True. I don't know if it's good to have an "optional" test. Normally, reference test vectors would be a minimum requirement for a passing implementation. Probably best to exclude it.

I agree.

brycx commented 3 years ago

I think you're right, that it might become confusing. I don't think a separate file is needed though, since we can just have two separate groups in the current file. But making two different structures for tests will also require two different objects to serialize them to. So it also does add some extra work for the user.

Based on your example, I'm not sure what you're suggesting in terms of how to practically approach this? Simply have two groups of test vectors?

tuupola commented 3 years ago

Yeah, two groups of test vectors. One for encoding and one for decoding. Personally I think having two separate files would be the clearest but two separate groups is ok too.

tuupola commented 3 years ago

For reference I have currently separated the tests into two groups in PHP tests. Also used a prettier 0xbeefbeefbeefbeefbeefbeefbeefbeefbeefbeefbeefbeef everywhere.

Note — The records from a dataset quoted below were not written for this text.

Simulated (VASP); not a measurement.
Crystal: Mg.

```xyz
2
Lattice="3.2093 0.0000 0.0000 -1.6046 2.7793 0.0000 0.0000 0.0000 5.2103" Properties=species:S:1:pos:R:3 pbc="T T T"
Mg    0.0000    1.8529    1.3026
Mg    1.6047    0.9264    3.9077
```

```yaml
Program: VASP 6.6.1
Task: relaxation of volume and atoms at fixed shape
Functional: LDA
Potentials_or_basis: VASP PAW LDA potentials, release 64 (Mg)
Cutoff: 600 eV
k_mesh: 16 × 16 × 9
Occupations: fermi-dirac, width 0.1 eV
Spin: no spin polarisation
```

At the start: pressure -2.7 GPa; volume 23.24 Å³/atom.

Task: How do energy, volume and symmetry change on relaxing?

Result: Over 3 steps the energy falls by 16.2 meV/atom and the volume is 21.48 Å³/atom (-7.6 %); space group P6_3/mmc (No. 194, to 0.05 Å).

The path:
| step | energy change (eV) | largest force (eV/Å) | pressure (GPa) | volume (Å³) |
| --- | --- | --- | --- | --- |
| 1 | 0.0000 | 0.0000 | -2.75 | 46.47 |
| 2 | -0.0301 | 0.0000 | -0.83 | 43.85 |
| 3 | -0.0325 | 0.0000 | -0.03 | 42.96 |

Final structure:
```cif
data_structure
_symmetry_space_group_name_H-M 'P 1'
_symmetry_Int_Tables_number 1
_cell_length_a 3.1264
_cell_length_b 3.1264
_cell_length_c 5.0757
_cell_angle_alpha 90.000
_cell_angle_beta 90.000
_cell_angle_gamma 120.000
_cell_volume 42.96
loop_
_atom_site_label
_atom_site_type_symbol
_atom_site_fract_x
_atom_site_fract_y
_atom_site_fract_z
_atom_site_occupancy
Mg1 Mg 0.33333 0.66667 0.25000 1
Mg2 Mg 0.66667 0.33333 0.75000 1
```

https://github.com/tuupola/branca-php/blob/new-test-vectors/tests/BrancaTest.php

brycx commented 3 years ago

For reference I have currently separated the tests into two groups in PHP tests.

Thanks. I've noted all the suggestions in the TODO in the PR description. Will try to get them fixed soon.

brycx commented 3 years ago

I've updated the test vectors to match what you defined in the PHP test, as you asked. Do you want the nonce field removed entirely, for test only meant for decoding? While using the current test vectors, the missing nonce field only on some tests makes it a much bigger pain to deserialize the test vectors (instead of having one common type for a test vector to ser/der against).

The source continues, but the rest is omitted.